The route for Israel's planned boundary barrier would put nearly 15 percent of West Bank land on the Israeli side and disrupt the lives of hundreds of thousands of Palestinians, according to a UN report on Tuesday.
The report is based on calculations made after Israel presented its first detailed map of the barrier last month. Israeli officials questioned the accuracy of the report, by the UN Office for the Coordination of Humanitarian Affairs, and said the government was still assessing how many Palestinians would be affected.
"We think the UN is toying with the numbers," said Rachel Niedak-Ashkenazi, a spokeswoman for the Israel Defense Ministry, which is responsible for the project. "We do have one number: The 6.5 million Israelis will be better protected when the fence is finished."
The barrier, which includes an electronic fence, concrete walls, trenches and other obstacles, is intended to block Palestinian attackers and is not a political border, Israel insists. It veers into the West Bank to protect Jewish settlements, Israel says.
But Palestinians say the path amounts to confiscation of land and sets a de facto boundary that would make it difficult to establish a viable Palestinian state.
The UN agency said the map released by Israel showed the barrier running more than 644km on a twisting route through the West Bank.
The barrier will totally surround 12 Palestinian communities, leaving residents able to leave only through gates controlled by Israeli security forces, the report said.
Only 11 percent of the barrier is to be built along the Green Line, the armistice line set at the end of the 1948-1949 war between Israel and its Arab neighbors.
The fence will put 14.5 percent of West Bank land on the Israeli side, the report said, adding, "This land, some of the most fertile in the West Bank, is currently the home for more than 274,000 Palestinians."

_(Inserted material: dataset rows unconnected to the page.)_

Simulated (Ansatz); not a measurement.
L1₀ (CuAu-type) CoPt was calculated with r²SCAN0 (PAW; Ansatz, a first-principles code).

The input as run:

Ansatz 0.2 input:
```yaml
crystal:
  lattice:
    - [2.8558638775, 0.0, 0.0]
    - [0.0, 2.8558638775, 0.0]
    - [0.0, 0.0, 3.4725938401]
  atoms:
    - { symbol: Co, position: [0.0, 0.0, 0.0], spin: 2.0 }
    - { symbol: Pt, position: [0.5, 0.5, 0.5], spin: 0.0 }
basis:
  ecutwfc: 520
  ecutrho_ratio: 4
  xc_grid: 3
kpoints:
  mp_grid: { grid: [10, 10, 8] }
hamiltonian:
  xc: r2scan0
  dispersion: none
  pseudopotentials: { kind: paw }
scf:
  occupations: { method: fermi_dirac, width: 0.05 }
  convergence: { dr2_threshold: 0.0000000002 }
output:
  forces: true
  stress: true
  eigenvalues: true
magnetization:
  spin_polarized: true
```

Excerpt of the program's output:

The agency made a rough estimate that an additional 400,000 Palestinians would be adversely affected. In some instances, the barrier is going up between Palestinian villages and nearby farmland. In many small Palestinian communities, employees and students must cross the barrier to reach larger cities and towns where they work or study.
David Shearer, head of the UN agency in Jerusalem, said the report was not intended "to make any sort of political point."
"We simply wanted to highlight the severe problems these people would face," he said.
Israel has acknowledged that tens of thousands of Palestinians will be affected, but says it is building gates and taking other steps to minimize disruptions. "To say that we are not taking humanitarian issues into account is misleading," Niedak-Ashkenazi said.
About one-quarter of the barrier has been built, mostly in the northern West Bank and near Jerusalem.
"I believe the wall is a profound disaster that's engulfing the Palestinian people," said Saeb Erekat, the Palestinian minister in charge of negotiations with Israel. "As the wall goes up, the vision of a two-state solution is being destroyed."